People I like and respect have told me that when we simply give ourselves over to life’s current it will take us where we need to go, that there’s a purpose for all of us. I don’t know if I entirely agree. Sometimes I think life is just random. Not everything happens for some greater reason. Sometimes things just are. And as for going with the flow–what about carving out a destiny? Meeting challenges? Overcoming obstacles? How can you get anywhere by simply letting life take us where it will?
But other times I think I understand what they’re saying and have been missing the point all along. They’re not talking about sitting back and passively waiting for opportunity to roll out the red carpet, but to keep a quiet heart and mind in the midst of turmoil and allow life to point us in a certain direction, then follow it.
This might be what meditation is all about. Teaching our mind to be quiet is probably one of the kindest things we can do. And one of the hardest. Buddhists call it the monkey mind. It hops around from thought to idea to memory to speculation. I used to think my mind was a toddler, but it’s probably an adolescent monkey. It can’t sit still and it’s filled with attitude.

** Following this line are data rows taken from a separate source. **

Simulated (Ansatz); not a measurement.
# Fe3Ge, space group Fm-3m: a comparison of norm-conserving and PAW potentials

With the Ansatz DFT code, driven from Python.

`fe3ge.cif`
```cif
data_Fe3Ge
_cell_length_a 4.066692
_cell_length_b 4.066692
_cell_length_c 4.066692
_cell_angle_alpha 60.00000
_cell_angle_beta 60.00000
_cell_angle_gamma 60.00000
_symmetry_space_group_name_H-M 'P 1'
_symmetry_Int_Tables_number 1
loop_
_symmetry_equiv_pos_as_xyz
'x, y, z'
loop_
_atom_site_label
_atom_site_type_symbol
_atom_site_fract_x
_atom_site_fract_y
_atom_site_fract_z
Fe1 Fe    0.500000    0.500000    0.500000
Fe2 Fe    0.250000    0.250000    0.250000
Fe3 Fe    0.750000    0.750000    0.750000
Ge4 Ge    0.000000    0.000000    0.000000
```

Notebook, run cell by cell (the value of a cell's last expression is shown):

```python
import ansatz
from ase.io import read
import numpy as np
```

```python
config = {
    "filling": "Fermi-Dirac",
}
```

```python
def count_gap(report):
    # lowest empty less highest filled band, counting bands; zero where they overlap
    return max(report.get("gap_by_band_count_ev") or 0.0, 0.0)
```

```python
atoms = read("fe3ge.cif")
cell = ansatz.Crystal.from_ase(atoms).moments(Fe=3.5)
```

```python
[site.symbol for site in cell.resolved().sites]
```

But I’ve been trying to apply this theory of giving myself over to life’s current lately as I try to get the ground back under my feet. On the one hand, how free I am! I could go anywhere. But maybe that’s the monkey mind acting up. Why am I thinking of going anywhere? I just got back from six months in India. Why, for once in my life, can’t I just be satisfied with where I am? Will I ever learn to be still?
It’s the monkey mind.
Or maybe it’s true what another friend says of me–I’m an adrenaline junkie.